I very nearly didn’t write this blog, I mean, why would I tell everyone all about a spectacular fell when one of the things that made it so great was the fact it was practically deserted on a warm sunny Sunday in May? But then I thought “what the hell – it’s way off the main routes, plus it’s not a Wainwright, so it will probably remain deserted whatever I say about it”, so here goes. (Although this isn’t one of Wainwright’s 214 fells it is included in his Outlying Fells book).
Black Combe is tucked away in the bottom left hand corner of the Lake District, or at least it’s as tucked away as a 600m fell can be. It has sea to the south and east, the Duddon Estuary to the west and the fells of the Lake District to the north. If you’re of a geological persuasion then you’ll love Black Combe’s almost perfect example of a corrie (starting point ofa glacier) the feature which gave it its name.
Approaching from the east Black Combe’s gravitational pull kicks in as soon as you crest Kirkby Moor and spot it away in the distance. The fact it’s so isolated makes it appear even larger than its 600m and it remains firmly in view as you wind your way around the Duddon Estuary. We’ve passed it a few times on our way round to Wast Water and each time I’ve nearly pulled something in my neck as I crane to see it from every angle. There are several routes up and we opted for the one that starts at Beckside farm; there’s a layby in front of the farm which can fit 7 or 8 cars if everyone parks sensibly, and there’s usually space available there.
The route winds up along Whitecombe Beck rising at a nice, sensible, Sunday afternoon pace. The combined forces of Black Combe and White Combe envelope as you climb and at the end of the valley the Duddon Estuary creeps into view as you gradually gain height. Popping out onto the main ridge at Whitecombe Edge the route up to Black Combe summit is clear and easy to follow. The very worst thing I can say about this fell is that it’s a little boggy in places and there aren’t many places other than the summit cairns to sit and scoff your sarnies. We went on a lovely dry day, but on a wet soggy Bank Holiday I’d recommend wellies. Or maybe even waders.
Here’s a brief list of things you can see from the summit – some will clearly appeal more than others: Windscale/ Sellafield (or whatever it’s called these days), the stunning Cumbrian coastline, the enormous windfarm just off the coast, Walney Island, Peil Island (and castle), Barrow-in-Furness, the Duddon Estuary, the Old Man of Coniston and Scafell Pike & friends. Wordsworth’s view of the view was “the amplest range of unobstructed prospect may be seen that British ground commands” – though that was probably before they built Windscale/ Sellafield/ Whatever. On a clear day you can see the Isle of Man apparently but today was a bit on the hazy side so our views stopped at the windfarm, which we found oddly haunting.
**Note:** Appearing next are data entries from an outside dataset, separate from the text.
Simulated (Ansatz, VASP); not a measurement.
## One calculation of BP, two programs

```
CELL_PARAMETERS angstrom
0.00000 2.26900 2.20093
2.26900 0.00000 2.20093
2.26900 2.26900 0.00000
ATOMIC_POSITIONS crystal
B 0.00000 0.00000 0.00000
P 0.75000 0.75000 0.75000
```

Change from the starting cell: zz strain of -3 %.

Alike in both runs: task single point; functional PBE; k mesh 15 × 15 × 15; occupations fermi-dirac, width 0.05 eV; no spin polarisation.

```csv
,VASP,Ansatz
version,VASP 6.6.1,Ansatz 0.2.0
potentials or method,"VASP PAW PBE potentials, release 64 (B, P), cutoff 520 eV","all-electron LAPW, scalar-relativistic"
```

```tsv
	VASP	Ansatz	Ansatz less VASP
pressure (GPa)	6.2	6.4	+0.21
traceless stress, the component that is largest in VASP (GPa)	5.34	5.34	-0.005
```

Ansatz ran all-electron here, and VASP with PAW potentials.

To get back to the car we re-traced our steps as far as Whitecombe Head and then headed down over White Combe and White Hall Knott. If you’re not pushed for time then nip along White Hall Knott to Swine Crag for wonderful views back up the valley. Eventually, having loitered in every available view point until the tea ran out, we headed back down the car. Along the entire route we only saw 5 people and they were all in the distance and the last section of the route was pleasingly overgrown and underused; a clear sign that this fell falls off most people’s “to do” list. Which is a shame in many ways, but a good thing if, like me, you prefer your hikes a little on the antisocial side.